Welcome back to The Spin! Walmart is cutting costs - and jobs - by outsourcing its finance and accounting department, several retailers and a gym operator are going to open their own branded hotels in New York City, and Kanye West is about to make up to $65 million this year from his Yeezy partnership with Adidas. Enjoy the read and feel free to share! Best, Ulrike


Walmart's tighter ship. Starting this September, Walmart will lay off 569 employees in connection with the closure of its finance and accounting department in Charlotte, South Carolina. As announced last fall, the US retail giant will outsource its finance and accounting work to New York-based service provider Genpact. This move follows last year’s lay-offs in Walmart’s corporate office and optical services, and a slew of store closures.


Adidas' $1.3 billion brand. According to the New York Times, less than 4.5 percent of Adidas’ 1,700 employees at its Portland campus identify as black. The scathing report, to which Adidas already responded (paywall), also projects this year’s sales for its Yeezy brand at more than $1.3 billion, which should net designer and rapper Kanye West a paycheck of up to $65 million.

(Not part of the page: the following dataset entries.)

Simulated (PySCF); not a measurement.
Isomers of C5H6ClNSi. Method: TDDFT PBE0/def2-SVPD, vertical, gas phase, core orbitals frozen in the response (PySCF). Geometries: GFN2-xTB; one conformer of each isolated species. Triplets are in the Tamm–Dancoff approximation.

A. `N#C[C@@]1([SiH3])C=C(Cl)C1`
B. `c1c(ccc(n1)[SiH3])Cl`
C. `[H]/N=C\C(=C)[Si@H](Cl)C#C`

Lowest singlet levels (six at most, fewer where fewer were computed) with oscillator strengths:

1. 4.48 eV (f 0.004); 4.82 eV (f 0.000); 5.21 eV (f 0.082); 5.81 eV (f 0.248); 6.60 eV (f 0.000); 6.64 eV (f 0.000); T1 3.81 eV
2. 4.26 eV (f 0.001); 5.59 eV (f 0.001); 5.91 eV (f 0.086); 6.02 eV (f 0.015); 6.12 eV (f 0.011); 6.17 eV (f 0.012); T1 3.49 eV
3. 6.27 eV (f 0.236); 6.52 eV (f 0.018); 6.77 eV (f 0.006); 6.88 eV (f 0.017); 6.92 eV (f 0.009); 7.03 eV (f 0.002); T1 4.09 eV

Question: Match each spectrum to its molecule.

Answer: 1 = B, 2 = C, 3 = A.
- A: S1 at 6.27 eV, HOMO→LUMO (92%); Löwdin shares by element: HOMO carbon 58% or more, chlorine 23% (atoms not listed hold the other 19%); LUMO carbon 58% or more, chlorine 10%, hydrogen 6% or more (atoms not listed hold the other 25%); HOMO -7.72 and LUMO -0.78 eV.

Show me the money. Turkish textile company Cemsel Tekstil has not completed a planned capital increase for René Lezard, which is now looking (paywall; translated by Google) for new investors. Cemsel announced its acquisition of the German fashion company last October. Following a capital injection, which failed to materialize for unknown reasons, Cemsel was to hold a 60 percent majority in René Lezard Mode AG. The current status of the relationship between the two companies remains unclear.

This ole shoe. Between July 11-21 on eBay, shoezeum will auction off a 47-year-old pair of Nike Moon Shoes aka Waffle Racers, which is one of the first styles ever made by Nike. Originally owned and worn by now 71-year-old Dave Russell, the handcrafted style’s most interesting feature are the soles, famously molded by a waffle iron, leaving a moon shaped tread. After 135 bids at an auction in 2016, a similar model went to a Malaysian shoe collector for $11,200.


Losing 60 customers a week. Suffering from decreasing traffic and increasing competition from fast fashion and digital retailers, Australian fashion retailers are failing in an unprecedented way. Among the many retailers that entered voluntary administration in the last three years are Topshop and Topman Australia, David Lawrence, Shoes of Prey, Laura Ashley and Ed Harry.


From L&T to Adidas. Vanessa LeFevbre, who just relinquished her position as president of HBC's embattled Lord & Taylor division, is joining (paywall) Adidas North America as VP, commercial. In this role she will oversee the German sports giant’s entire commercial strategy in the region, including wholesale, retail and eCommerce. She succeeds and reports to Zion Armstrong, who has been promoted to president of Adidas North America.

End of an era. After more than 50 years with Peek & Cloppenburg, general manager Harro-Uwe Cloppenburg is going to retire (paywall; translated by Google). The 78-year-old took the helm at his parents’ Düsseldorf-based fashion retailer at age 27, leading the company through massive expansion and several transformations. Recently, though, development at P&C began to stagnate, requiring (in German) the help of McKinsey.


Stay with me. Following the example of fashion companies like LVMH and Versace, US food retailers like Taco Bell as well as furniture and workout specialists have started to open hotels. New York-based gym operator Equinox will open its hotel at New York's Hudson Yards in July. Furniture retailer RH will follow with the opening of its RH Guesthouse later this year, while competitor West Elm, plans to debut the first of five planned hotels in 2020.